You can use the same technique with other numbers, too. A state budget that allocates $3.4 million for one school district’s enrollment can be broken down to show how much the state is spending on each student: $136 in a district with 25,000 students, or $226 in a district with 15,000.

Breaking large numbers into more digestible bits can also help evaluate how reliable a statistic might be. For example, an article that says “Grand Canyon National Park gets five million visits a year” creates the image of a vague crowd. If you divide that big number by the number of days in a year, you could say that “on an average day, Grand Canyon National Park gets about 14,000 visits.” (Note that “visits” is not the same as “visitors,” since some “visitors” “visit” more than once.) That still sounds like a lot, but someone who has been to the Grand Canyon can relate it to the crowds she saw during her own visit.

But if the article also said that “on a busy summer Sunday, 65,000 people are in Grand Canyon National Park,” some alarm bells might go off: Is attendance on a Sunday really that much more than on an “average” day, even taking into account that the park is pretty much deserted in the winter? (If the total visits figure is divided by only half the year, the daily average is still only about 27,000.) That simple arithmetic can spot a factual error, though you’d still have to find out which number was incorrect: the overall attendance or the Sunday attendance.

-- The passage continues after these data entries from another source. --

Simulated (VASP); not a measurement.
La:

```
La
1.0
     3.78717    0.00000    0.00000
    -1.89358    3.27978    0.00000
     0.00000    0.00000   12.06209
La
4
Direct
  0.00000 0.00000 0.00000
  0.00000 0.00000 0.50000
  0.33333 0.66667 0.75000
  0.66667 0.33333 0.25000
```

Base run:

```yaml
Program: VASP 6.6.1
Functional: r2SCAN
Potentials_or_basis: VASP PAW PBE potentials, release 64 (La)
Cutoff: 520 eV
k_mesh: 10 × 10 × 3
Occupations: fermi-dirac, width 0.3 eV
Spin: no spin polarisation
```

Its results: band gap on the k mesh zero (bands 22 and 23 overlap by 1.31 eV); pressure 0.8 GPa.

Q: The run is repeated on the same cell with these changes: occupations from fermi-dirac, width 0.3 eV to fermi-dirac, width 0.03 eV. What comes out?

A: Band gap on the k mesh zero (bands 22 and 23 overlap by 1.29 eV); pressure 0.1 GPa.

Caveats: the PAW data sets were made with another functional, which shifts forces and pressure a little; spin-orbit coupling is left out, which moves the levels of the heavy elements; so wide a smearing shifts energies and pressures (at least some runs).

Just don’t go overboard with your comparisons. In his entertaining seminar “Afraid of Math? Take a Number,” Richard Holden, the executive director of the Dow Jones News Fund, uses this (outdated) example of what not to do:

The value of Bill Gates’s stock, based on Wednesday’s closing price of $162.625 a share, reached an incredible $81.4 billion. To put that in perspective: That’s 209,357,326 14-ounce tins of Beluga caviar, or 513 Boeing 747s, or nearly the gross domestic product of Israel. In other words, it’s a lot more money than most people can fathom.

As a way to show how meaningless that amount is, most of the examples are meaningless: Few readers can “see” 209 million tins of caviar or 513 large jets. But comparing one man’s wealth to the GDP of a recognizable country can be very effective.

Microsoft stock, by the way, is down to about $34 a share. How rich (or poor) does that make Gates now? You do the math.